This chant was written by the Vidyadhara in 1975 at the Boston Dharmadhatu.

mahakala (San; “great black one”): A dharmapala predicted by the Buddha, Four-Armed Mahakala is a particular protector of the madhyamaka teachings and of the Chakrasamvara tantra. He was also a special protector of Surmang. His symbolism is based on vajra anger and compassion. As described in The Myth of Freedom, his four arms represent the four karmas:

One left arm holds a skull cup of amrita, the intoxicating nectar of the gods, which is a means of pacifying.

One right arm holds a hooked knife, a symbol of enriching.

The second right arm holds a sword, which is a way of magnetizing or gathering together energies. The sword need not strike; just by its being waved, the energies are rallied.

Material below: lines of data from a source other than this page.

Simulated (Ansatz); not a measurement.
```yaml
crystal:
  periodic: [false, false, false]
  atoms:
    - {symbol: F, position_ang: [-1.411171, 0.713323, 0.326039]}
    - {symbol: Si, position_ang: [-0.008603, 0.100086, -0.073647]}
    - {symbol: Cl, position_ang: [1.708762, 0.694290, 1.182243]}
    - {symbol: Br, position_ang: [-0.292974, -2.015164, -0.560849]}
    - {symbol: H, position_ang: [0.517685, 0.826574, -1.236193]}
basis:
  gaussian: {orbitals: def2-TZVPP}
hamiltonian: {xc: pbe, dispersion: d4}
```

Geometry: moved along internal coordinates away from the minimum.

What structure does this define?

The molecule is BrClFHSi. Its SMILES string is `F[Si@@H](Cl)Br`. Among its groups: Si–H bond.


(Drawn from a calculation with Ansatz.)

The remaining left arm holds the trident which destroys or subdues. Its three prongs cut through the root kleshas of passion, aggression, and ignorance with one thrust.

Mount Malaya: This may refer to a mountain on the island of Sri Lanka, said to be the dwelling place of Vajrapani, the Lord of Secret.

blood lake Koka: At the foot of Mount Malaya lies a lake which includes an island by this name.

charnel ground: The charnel ground, an open field filled with corpses and beasts of prey, is a potent symbol in vajrayana. It represents the ground from which all phenomena are born and die, the basis of both samsara and nirvana.

Rudra or Matram Rudra (San.): Originally a Hindu deity, an emanation of Shiva. In the vajrayana, Rudra is the personification of ultimate ego, the opposite of buddhahood. Rudra’s corpse (confused ego) is scattered on the charnel ground, from which mahakala (enlightened energy) arises.

samaya (San.): A vajrayana vow of commitment, binding the student’s total experience, to the path of meditation. Samaya is the bond that links together the student, the teacher, and the teachings.

SAMAYA JAH: A mantra that invokes the presence of the deity; it is also a confirmation of the deity’s presence.

vajra (Tib. dorje): Adamantine, indestructible. In general, the “vajra” indicates what is beyond arising and ceasing, hence indestructible. Here, it indicates the uncompromising quality of the Four-Armed Mahakala.

sword: A sword generally represents the sharp double edge of prajna or intellect, which cuts through the concepts of self and phenomena in one stroke. The sword does not need to strike; energies are gathered just by its being waved.

khatvanga (San.): A staff, usually surmounted by a vajra or a trident and ornamented with three heads.

Raven-Headed One (San. Kaka-mukha, “Raven Faced”): An action protector, a servant of Four- Armed Mahakala, whose nature is the masculine aspect of destruction. Like a raven, he preys upon and consumes whatever endangers the teachings. He holds a hooked knife and a skull cup.

Künga Namgyal: The fourth Trungpa Tulku, who spent six years in retreat at Dorje Khyung Dzong. He bound Four-Armed Mahakala as a protector of Surmang monastery.

Dorje Khyung Dzong (Tib. “Vajra Garuda Fortress”): A cave and retreat center near the Surmang monastery of Dütsi-tel, used for meditation retreat.

four karmas: Four enlightened styles of activity for working with situations; four stages or levels of taming ego completely. These are pacifying, enriching, magnetizing, and destroying:

pacifying: The activity of feeling the ground very softly and cooling it out; subduing psycho-logical imbalance or physical sickness.

enriching: The activity of feeling further the texture of the situation and bringing it to full expression; extending your influence over others; generously spreading your rich and dignified quality all over.

magnetizing: The activity of bringing the elements of a situation together, provoking it into ferment; also, attracting power and relationships which give control of situations.

destroying: The activity of penetrating confusion and annihilating obstacles. When there is a strong self-justifying pseudo-logic, compassion may demand razing a situation in order to clear the ground.

Practice Lineage: This is an epithet applied to the Kagyü lineage, which emphasizes a strong allegiance to meditation practice. It can also be applied to the Nyingma lineage.

OM MAHAKALAYA DEVA-RAKSHA SAMAYA HO BALIM TE KHAHI: This can be translated as “OM (homage to) Mahakala, O protector of devas, (keep) the samaya. Eat this food offering.”